Guwahati: Firebrand peasant leader and Krishak Mukti Sangram Samiti (KMSS) adviser Akhil Gogoi slammed Chief Minister Sarbananda Sonowal and said that the latter is a “chamcha (spooning or sycophancy) of Nagpur”.
“He (Sonowal) is called as the ‘Jatiya Nayak’ but the people of Assam has finally realized that he is a ‘chamcha’ of Nagpur (read: Rashtriya Swayamsevak Sangh),” said Gogoi while speaking to a local TV channel on Tuesday.
On Monday, Gogoi “warned and challenged” Sonowal-led Bharatiya Janata Party government in Assam and said that October 23 Assam Bandh will be observed successfully across the state.
Over 60 organisations have called for 12-hour statewide bandh on Tuesday in protest against the Citizenship (Amendment) Bill 2016 and the November 17 convention organized by organisations representing Bengali Hindus in the state in support of the Bill.
“As per the instruction of the state government, the police is after my life. They (police) are following me since morning. A team of police even gheraoed me near the Latasil Playground. But somehow, I escaped from there,” he added.
Gogoi also said that the “successful” Assam bandh on Tuesday is a “slap” on the face of the “Sonowal’s government”.
“Today’s bandh is not a warning to the State Government. It is a tight slap on their face. The people of the state have now realized that their identity is at threat under the present BJP-led government in Assam. The BJP is hell-bent on bringing the Hindu Bangladeshis to make the country a Hindu nation,” he said.

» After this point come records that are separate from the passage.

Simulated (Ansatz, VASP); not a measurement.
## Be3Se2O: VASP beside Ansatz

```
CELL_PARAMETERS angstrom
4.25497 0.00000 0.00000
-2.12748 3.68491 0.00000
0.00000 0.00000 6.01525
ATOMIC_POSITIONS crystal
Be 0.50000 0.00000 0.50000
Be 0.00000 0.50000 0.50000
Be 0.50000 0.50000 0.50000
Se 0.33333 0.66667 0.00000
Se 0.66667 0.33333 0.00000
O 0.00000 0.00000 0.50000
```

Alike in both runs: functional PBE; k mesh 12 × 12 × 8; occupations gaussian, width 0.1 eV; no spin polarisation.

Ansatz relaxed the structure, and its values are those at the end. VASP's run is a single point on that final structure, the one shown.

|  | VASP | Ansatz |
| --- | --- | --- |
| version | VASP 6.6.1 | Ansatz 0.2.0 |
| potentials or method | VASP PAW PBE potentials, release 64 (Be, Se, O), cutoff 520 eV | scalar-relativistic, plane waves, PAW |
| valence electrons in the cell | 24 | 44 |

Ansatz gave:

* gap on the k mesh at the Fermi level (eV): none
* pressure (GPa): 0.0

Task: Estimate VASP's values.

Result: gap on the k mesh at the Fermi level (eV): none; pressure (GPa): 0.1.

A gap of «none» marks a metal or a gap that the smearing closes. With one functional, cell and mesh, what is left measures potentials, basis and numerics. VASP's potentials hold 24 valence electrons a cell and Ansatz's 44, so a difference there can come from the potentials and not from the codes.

Assam Finance Minister Himanta Biswa Sarma on Monday said that as per the order of the Gauhati High Court, calling of bandh is illegal. It may be mentioned that the Gauhati High Court banned bandh terming it unconstitutional and illegal (The Assam Prevention of Unconstitutional Bandh Act 2013) following the Supreme Court’s verdict in Communist Party of India vs. Bharat Kr (19981 SCC 201) case.
The Citizenship (Amendment) Bill, 2016 was introduced in the Lok Sabha to amend the Citizenship Act, 1955. The Bill amends the Citizenship Act, 1955 to make illegal migrants who are Hindus, Sikhs, Buddhists, Jains, Parsis and Christians from Afghanistan, Bangladesh and Pakistan, eligible for citizenship.